Edmund, well done! Are you familiar with Henry Edward Cardinal Manning and his essays on Caesarism and Ultramontanism circa 1870? His arguments are just the ticket you need; they are masterfully done.
In sum, "Divus Caesar, Imperator et Summus Pontifex."
Kind regards,
Frank
Nisi Dominus Frustra!
I know who Cardinal Manning was, and some of his positions, but I have not read his writings.
Divus Caesar, Imperator et Summus Pontifex.
"Divine Caesar, Emperor and Supreme Pontiff", hmm.:-)

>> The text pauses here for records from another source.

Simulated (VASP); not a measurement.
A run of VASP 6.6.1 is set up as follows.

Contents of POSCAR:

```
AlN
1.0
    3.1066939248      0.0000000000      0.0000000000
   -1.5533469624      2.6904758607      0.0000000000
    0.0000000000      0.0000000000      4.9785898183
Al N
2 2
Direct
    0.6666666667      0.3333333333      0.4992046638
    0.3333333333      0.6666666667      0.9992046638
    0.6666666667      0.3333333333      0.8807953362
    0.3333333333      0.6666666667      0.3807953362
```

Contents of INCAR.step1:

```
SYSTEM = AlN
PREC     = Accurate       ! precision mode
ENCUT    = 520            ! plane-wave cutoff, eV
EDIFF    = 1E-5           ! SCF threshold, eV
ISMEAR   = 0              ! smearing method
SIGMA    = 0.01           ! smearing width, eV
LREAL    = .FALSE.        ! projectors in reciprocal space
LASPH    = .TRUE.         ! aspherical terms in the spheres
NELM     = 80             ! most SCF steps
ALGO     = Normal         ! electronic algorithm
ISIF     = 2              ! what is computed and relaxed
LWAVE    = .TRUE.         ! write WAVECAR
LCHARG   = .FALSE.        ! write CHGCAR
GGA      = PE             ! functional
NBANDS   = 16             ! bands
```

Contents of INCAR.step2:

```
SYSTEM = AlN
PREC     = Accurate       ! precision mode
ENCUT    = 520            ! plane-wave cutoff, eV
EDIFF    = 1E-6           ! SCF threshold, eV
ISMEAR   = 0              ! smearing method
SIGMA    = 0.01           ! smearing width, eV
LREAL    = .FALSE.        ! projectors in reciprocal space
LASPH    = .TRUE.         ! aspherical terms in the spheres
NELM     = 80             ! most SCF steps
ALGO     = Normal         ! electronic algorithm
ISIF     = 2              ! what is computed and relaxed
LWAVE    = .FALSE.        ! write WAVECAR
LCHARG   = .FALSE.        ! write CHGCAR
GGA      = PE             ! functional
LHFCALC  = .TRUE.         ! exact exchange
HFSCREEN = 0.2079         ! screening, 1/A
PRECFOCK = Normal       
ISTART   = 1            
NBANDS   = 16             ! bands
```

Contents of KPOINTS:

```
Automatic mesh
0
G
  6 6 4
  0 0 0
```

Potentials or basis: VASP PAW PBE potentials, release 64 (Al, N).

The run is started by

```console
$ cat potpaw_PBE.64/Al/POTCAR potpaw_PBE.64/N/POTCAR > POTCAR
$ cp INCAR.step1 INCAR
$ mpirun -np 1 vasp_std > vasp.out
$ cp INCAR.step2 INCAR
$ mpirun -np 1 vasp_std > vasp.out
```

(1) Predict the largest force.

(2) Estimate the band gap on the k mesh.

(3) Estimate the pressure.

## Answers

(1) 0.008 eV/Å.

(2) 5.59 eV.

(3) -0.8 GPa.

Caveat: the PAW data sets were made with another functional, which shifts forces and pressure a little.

Have you ever read a rather remarkable American science fiction novel from the 1950's (of all things) entitled "A Canticle for Leibowitz"? It's a really rather profound meditation on these themes, against the backdrop of a post-Christian society drifting toward nuclear war.
Here's an excerpt:
He fingered the mound of faggots where the wooden martyr stood. That's where all of us are standing now, he thought. On the fat kindling of past sins. Mine, Adam's, Herod's, Judas's, Hannegan's, mine. Everybody's. Always culminates in the colossus of the State, somehow, drawing about itself the mantle of godhood, being struck down by wrath of Heaven. Why? We shouted it loudly enough -- God's to be obeyed by nations as by men. Caesar's to be God's policeman, not His plenipotentiary successor, nor His heir. To all ages, all peoples -- "Whoever exalts a race or a State or a particular form of State orthe depositories of power ... whoever raises these notions above their standard value and divinizes them to an idolatrous level, distorts and perverts an order of the world planned and created by God ..." Where had that come from? Eleventh Pius, he thought, without certainty -- eighteen centuries ago. But when Caesar got the means to destroy the world, wasn't he already divinized? Only by the consent of the people -- same rabble that shouted: "Nil habemus regem nisi Caesarem," when confronted by Him -- God incarnate, mocked and spat upon.Sadly, the author of that beautiful Catholic book later left the Faith and took his own life.